By Sheila Wray Gregoire, Rebecca Gregoire Lindenbach & Joanna Sawatsky
I love that this book takes married sex out of the realm of obligation and coercion and puts it back in the realm of libido and arousal.
This book is desperately needed by Christians, particularly those affected by negative purity culture messages, which seems to be mostly white, western Evangelicals. This book will help bring about a new sexual reformation, if we allow it. And we need it. Women with average libidos who want to enjoy orgasmic sex, are often suffering from the pressure to focus more on their husband’s pleasure and release and less on their own. It serves as a reminder that sexual pleasure is for wives not just husbands and it’s okay to talk about what we like and don’t like, what we want and don’t want.

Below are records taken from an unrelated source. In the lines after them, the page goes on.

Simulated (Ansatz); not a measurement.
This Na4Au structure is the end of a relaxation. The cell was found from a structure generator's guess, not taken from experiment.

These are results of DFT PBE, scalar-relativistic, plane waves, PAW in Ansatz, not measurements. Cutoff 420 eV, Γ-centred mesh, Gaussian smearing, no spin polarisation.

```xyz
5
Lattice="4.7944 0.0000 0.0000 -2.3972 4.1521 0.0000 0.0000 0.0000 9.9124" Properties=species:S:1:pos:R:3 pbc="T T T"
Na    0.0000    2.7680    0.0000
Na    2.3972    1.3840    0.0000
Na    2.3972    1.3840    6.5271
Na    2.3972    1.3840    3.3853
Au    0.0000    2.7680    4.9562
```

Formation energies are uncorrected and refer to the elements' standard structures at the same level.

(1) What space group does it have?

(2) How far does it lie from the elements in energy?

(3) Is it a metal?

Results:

This book identifies many unhealthy messages like obligation-sex; the 72hr rule; dressing modestly; men being full of lust; issues of period-sex and postpartum-sex; the ideas that male lust, male porn addiction and male adultery are the fault of women etc., and corrects and reframes these messages. After much research these messages have been proven harmful to marriages and particularly to women. The authors are passionate about undoing these messages and replacing them with healthier ones. This book is for all those who have been negatively affected by these messages–even those who haven’t yet realized these effects. This includes men who have been told that sex is all about their frequent need for release. Wake up men, it is NOT all about you! Sex is about consent and mutuality, pleasure for both parties, respect, kindness, love and intimacy.
There were, however, a few questions that arose for me from this book. Keep in mind that I am somewhere between Evangelical & “Exvangelical” so this part of my review may not apply to everyone.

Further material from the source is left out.